Stationary states of spinless particles in square potentials

TL;DR

This paper investigates relativistic scattering and bound states of spinless particles in square potentials, revealing novel phenomena like antiparticle-mediated scattering and the suppression of the Schiff-Snyder-Weinberg effect due to scalar coupling.

Contribution

It provides a comprehensive analysis of the Klein-Gordon equation with mixed potentials, uncovering new relativistic effects not predicted by nonrelativistic quantum mechanics.

Findings

Antiparticle bound states mediate anomalous scattering.

Scalar coupling inhibits the Schiff-Snyder-Weinberg effect.

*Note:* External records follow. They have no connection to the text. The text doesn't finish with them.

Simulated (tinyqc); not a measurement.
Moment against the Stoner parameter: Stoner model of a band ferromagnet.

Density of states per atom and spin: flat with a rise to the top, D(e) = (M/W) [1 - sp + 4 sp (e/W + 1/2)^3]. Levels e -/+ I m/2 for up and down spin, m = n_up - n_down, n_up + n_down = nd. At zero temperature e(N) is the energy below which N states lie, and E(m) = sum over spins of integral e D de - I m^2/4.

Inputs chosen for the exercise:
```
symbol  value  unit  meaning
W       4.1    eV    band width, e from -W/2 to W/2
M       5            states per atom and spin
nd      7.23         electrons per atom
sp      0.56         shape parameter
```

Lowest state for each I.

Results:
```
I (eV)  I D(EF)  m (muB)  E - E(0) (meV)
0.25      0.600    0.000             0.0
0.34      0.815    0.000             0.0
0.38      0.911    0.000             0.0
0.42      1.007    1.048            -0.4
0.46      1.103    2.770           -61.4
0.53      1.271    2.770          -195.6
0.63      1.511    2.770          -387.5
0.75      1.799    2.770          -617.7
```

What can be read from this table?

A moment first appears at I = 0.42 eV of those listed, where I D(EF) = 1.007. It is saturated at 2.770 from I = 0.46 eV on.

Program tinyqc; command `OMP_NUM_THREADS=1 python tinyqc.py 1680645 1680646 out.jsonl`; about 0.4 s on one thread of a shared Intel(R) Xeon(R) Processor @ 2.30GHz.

Relativistic effects differ significantly from nonrelativistic predictions.

Abstract

The one-dimensional Klein-Gordon equation is investigated with the most general Lorentz structure for the external potentials. The analysis and calculation of the reflection and transmission coefficients for the scattering of particles in a square potential, with an arbitrary mixing of vector and scalar couplings, reveal circumstances which conflict with the predictions from nonrelativistic quantum mechanics. It is shown that such anomalous scatterings are mediated by antiparticle bound states, even if the incident particles have low energies. The analysis of bound states also reveals surprising results, remarkable is the inhibition of the Schiff-Snyder-Weinberg effect due to the presence of a scalar coupling.